The list includes a mare named Revenge Tea, a gelding called Valise, another called Just One Spot. There is a dark bay mare called Hopscotch Ali. Or, race fans, remember Topper? There are six in all at the farm in Lakeville and four more ready for adoption in foster care.
The lineup of animals in need of new homes will appeal to anyone in search of a hunter, a jumper, a barrel horse or a roper. Need a good mare – not too tall – but well suited for dressage? The Minnesota Retired Racehorse Project can help you.
Need an animal already examined for size, temperament, health and aptitude? The MNRRP can help you.
Want a mount limited to the trail? You’re in luck there, too.
The MNRRP has found homes for some 100 retired racehorses since its institution in 2009. And there are always more looking for new homes.

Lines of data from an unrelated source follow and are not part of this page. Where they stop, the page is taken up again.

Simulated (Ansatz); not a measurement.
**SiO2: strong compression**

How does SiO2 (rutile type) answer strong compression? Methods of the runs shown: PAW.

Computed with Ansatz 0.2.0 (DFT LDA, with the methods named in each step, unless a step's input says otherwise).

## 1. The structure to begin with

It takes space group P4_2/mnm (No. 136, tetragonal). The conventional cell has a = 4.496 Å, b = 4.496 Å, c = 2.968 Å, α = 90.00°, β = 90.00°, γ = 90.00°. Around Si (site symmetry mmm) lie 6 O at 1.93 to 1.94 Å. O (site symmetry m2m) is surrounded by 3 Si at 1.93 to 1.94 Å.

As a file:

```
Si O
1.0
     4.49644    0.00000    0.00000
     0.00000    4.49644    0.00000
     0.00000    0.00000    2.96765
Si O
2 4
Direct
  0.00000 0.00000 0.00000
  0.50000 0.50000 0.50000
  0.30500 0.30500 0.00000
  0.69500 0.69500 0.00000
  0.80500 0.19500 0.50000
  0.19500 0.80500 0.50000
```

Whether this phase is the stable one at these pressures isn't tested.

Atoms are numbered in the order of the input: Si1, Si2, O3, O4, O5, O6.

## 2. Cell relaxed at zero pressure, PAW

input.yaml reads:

Dr. Jennifer Selvig, Kate Jensen and Annie Ringwelski founded the organization in 2009. Coleen Foley joined this year after Ringwelski moved on to work with the adoption of all breeds.
The MNRRP is primarily concerned with former racehorses.
“We’ll take anything that raced, that has a tattoo,” said Dr. Jennifer Selvig.”Thoroughbred, quarter horse or standardbred.”
The market is different for each breed, of course.
“There is a very big market for quarter horses, and we’re happy to help out there, too, although there already seems to be a pretty good channel of re-homing the quarter horses,” Selvig said. “The standardbreds have a good market in the Amish community.”
“I think about 99 percent of the horses we get are thoroughbreds, although they do have a reputation of being hot (blooded),” Selvig added.”But in all honesty, although they are sometimes harder to place, they are a very versatile horse.”
The MNRRP had stalls at Canterbury Park last year to receive horses headed for adoption, but has abandoned that plan this year to stable some at a farm in Lakeville or to leave them with their original owners under foster care until a new owner can be found.
“We’re not at Canterbury enough to look after them there,” Selvig explained.”So we decided to go this route, instead. Although I’m sure we could get some stalls if we needed them.”
Some of the horses available include an adoption fee. The fee on others has been waived. There is a commitment involved, however. Proper care of the horse is at the forefront of that commitment.
“We have a seven-page contract people have to sign,” Selvig added.”It’s to take safeguard the horse, to prevent people from auctioning them … or racing them again.”
The contract also stipulates that, among other safety measures, the horses not be confined behind barbed wire and that they have shelter and good food. The contract entitles MNRRP personnel to check on the horses at any time and to take them back without notice if they are being mishandled in any way, at the adoptive owners’ expense.”
The MNRRP markets the horses according to ability on its own website (www.mnrrp.com), on dreamhorse.com, equine.com and horseclicks.com. Guesswork isn’t part of the process.
“If the horses are sound enough when we get them and don’t need rehabilitation we lunge them, get on them and see what they can do. We want to match the right horse to the right rider. If a horse is good at dressage, we’ll market it that way. If it’s good at the barrels, we’ll market it that way. We want the right horse with the right rider,” Selvig explained.
Selvig has been a licensed veterinarian at Canterbury Park since 2007, although she arrived in 2005, as a groom and a pony rider, largely for trainer Jaime Ness. “I groomed for him an entire season,” she said.
Most of the horses placed by the MNRRP have either raced or been stabled at Canterbury with the intentions of racing. The organization got its start when Selvig and her two colleagues began talking about the need for such a group.
“We placed a horse, found a home for it very quickly and decided to do another,” Selvig recalled.”We decided that this could be a good thing. There was no official organization in Minnesota like it. Other tracks on the East and West coasts have them, but the only thing here was Dr. Bowman, who does it at Canterbury, probably out of kindness.”
Selvig’s reference was to Dr. Dick Bowman, who works in concert with state veterinarian Dr. Lynn Hovda on the backside to find a place for retiring racehorses, typically his farm in North Dakota.
The Minnesota Retired Racehorse Project is non-profit organization that relies on donations. Feed, blankets, straw, hay, the horses themselves are tax-deductible. Simply contact MNRRP through its website or leave the donation at the HBPA office in the Canterbury stable area.
It’s as simple as this: If you have a horse that needs a new caretaker, the MNRRP will help.